Writers in their landscapes

Thanks to Queensland Writers Centre for asking me to contribute to WQ’s Writers in their landscapes series. Here’s an extract:

‘We are the children of our landscape,’ wrote Lawrence Durrell in The Alexandria Quartet. ‘[It] dictates behaviour and even thought in the measure to which we are responsive to it.’

I think often about four kinds of landscape: the physical, the natural, the dream, the psychic. All dictate my behaviour and thought, but my responsiveness to each varies.

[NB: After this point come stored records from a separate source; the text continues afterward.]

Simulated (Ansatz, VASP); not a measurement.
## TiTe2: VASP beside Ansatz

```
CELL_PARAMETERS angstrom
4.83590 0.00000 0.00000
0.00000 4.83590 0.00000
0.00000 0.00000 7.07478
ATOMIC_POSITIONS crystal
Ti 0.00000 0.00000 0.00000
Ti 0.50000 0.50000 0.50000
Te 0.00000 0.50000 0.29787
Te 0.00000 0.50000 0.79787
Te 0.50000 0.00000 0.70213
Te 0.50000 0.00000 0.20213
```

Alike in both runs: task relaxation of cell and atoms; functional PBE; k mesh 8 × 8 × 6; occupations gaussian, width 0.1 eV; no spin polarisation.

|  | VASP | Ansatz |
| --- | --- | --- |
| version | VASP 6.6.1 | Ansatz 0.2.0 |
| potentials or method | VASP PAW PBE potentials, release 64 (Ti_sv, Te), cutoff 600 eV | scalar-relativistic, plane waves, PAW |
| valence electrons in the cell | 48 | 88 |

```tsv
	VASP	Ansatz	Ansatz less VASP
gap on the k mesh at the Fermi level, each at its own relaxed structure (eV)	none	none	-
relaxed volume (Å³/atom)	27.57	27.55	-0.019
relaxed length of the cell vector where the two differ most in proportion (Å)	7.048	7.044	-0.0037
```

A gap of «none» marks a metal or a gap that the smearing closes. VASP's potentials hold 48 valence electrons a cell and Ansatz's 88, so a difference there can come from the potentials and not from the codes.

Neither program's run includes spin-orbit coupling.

I’ve learnt that I can’t manipulate, and must accept, my dream and natural landscapes (reiterated by experiencing 2015’s Tropical Cyclone Marcia, which sparked a series of poems for my first collection Glasshouses, and Rockhampton’s 2017 post-Tropical Cyclone Debbie flood), but can largely control my physical and psychic landscapes.

[…]

‘All truly great thoughts,’ declared Nietzsche, ‘are conceived while walking’, and while I don’t agree entirely (some of mine originate in dreams, at my desk, while watching films), I do know that walking, especially at 4pm, when the light is ‘perfect: buttery and dense and fat’, to quote from Hanya Yanagihara’s A Little Life, on desire paths or constructed tracks or both, is crucial to my writing.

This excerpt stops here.